Beating Bookmakers — Proof of Concept model that is good enough to start betting.

11 min readSep 15, 2022

Several experiences in my life inspired me to start writing a following series of articles. Making no introduction, reading some publication*s on the medium, was also crucial — along the couple of scientific publications on various approaches to the problem in question — I decided to try my hand at predicting the results of football matches, with a little support from machine learning.

In a series of upcoming publications, I would like to share my experiences from the last weeks — hope someone will find anything valuable from this work.

Executive summary. What we are dealing with.

The aim of the project was to create several baseline models, which will determine how far they are from the market standard, and what the real result would be if the model in question was betting on the results of matches based on average bookmaker odds.

What is the market standard?

This was the first key question that I had to answer while doing research. In order to be able to answer it, one has to talk about the same metric — in this case it is “Accuracy”, which determines how many times in n cases the model was right. At the same time, it is also worth noting that the effectiveness can vary over the course of different competitions, so for the sake of simplicity we will focus on the English Premier League first. And what are these market standards?

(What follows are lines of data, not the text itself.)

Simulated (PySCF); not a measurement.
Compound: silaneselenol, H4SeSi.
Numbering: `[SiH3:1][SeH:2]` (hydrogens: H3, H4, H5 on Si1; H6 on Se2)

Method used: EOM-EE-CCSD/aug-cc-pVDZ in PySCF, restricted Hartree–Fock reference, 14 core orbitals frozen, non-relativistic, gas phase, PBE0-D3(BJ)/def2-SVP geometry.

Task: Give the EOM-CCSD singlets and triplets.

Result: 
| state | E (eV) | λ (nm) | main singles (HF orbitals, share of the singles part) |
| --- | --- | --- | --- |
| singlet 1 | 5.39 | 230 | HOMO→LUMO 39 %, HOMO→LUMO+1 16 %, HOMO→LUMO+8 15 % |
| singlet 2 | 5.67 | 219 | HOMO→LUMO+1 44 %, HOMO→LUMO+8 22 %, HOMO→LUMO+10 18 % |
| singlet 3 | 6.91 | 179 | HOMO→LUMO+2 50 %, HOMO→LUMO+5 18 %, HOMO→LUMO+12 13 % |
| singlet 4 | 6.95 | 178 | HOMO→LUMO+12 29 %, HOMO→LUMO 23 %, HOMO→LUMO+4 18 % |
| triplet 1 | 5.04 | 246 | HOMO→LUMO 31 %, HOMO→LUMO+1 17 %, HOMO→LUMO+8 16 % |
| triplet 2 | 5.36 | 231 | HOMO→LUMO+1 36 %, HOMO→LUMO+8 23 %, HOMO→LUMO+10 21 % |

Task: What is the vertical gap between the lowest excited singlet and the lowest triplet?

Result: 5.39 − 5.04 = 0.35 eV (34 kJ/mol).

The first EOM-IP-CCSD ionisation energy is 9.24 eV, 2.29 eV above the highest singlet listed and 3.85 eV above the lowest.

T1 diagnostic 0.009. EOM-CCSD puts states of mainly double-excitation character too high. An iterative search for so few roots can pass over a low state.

Below are some links to sources:

“Accuracy” of bookmaking algorithms oscillates around 54% — http://andrew.carterlunn.co.uk/programming/2018/02/20/beating-the-bookmakers-with-tensorflow.html
The “Accuracy” of Octosport’s Premier League model is 54% — https://www.octosport.io/model-performance ;
The “Accuracy” of the basic logistic regression model is below 50% https://medium.com/geekculture/building-a-simple-football-prediction-model-using-machine-learning-f061e607bec5 @ octosport.io

In the following article Nicholas Utikal quotes papers about top ML models achieving 60–65% accuracy. His own approach is close to this performance — https://medium.com/@nicholasutikal/predicting-football-results-using-archetype-analysis-and-xgboost-1344027eae28 . I also understand that there is a competition on Kaggle where they are achieving nearly 100% accuracy using some feature engineering and LSTM networks. But I’m not taking it into account, as every problem in the world has a 100% accurate solution on Kaggle :)

Weight of each percentage of success.

In terms of effectiveness, each percentage matters. It is enough for us to consider the table below for the English Premier League for the 21/22 season.

If we add up the product of the matches and the course assigned to them, and then divide by the number of games in the season (380), we will know what the return on investment would be, in the event that all the matches we are betting turned out to be successful. Here I am assuming a single bet on the result (home / away / draw). The sum of the products is 715.26, which is ~ 1.8822 percent return.

Of course, there is no need to delude yourself in predicting all matches, but it is worth considering how much 1% weighs in “Accuracy” in this case, in order to be able to realistically assess your expectations, but also possible achievements.

Quick look makes us understand that “industry standard” is barely profitable. And that only getting close to 60% or above makes the algorithm something that can be considered interesting from an investment point of view.

Objective

The above calculation is of course a simplification, which does not take into account the bias with which betting odds are intentionally created, but it gives a picture of what kind of potential we are talking about. In particular, that it is easy to increase the profitability of such a venture without freezing all cash on 380 individual bets, only apply a smooth approach with replenishment of your portfolio to cover missed bets. I’ll cover it in the following articles.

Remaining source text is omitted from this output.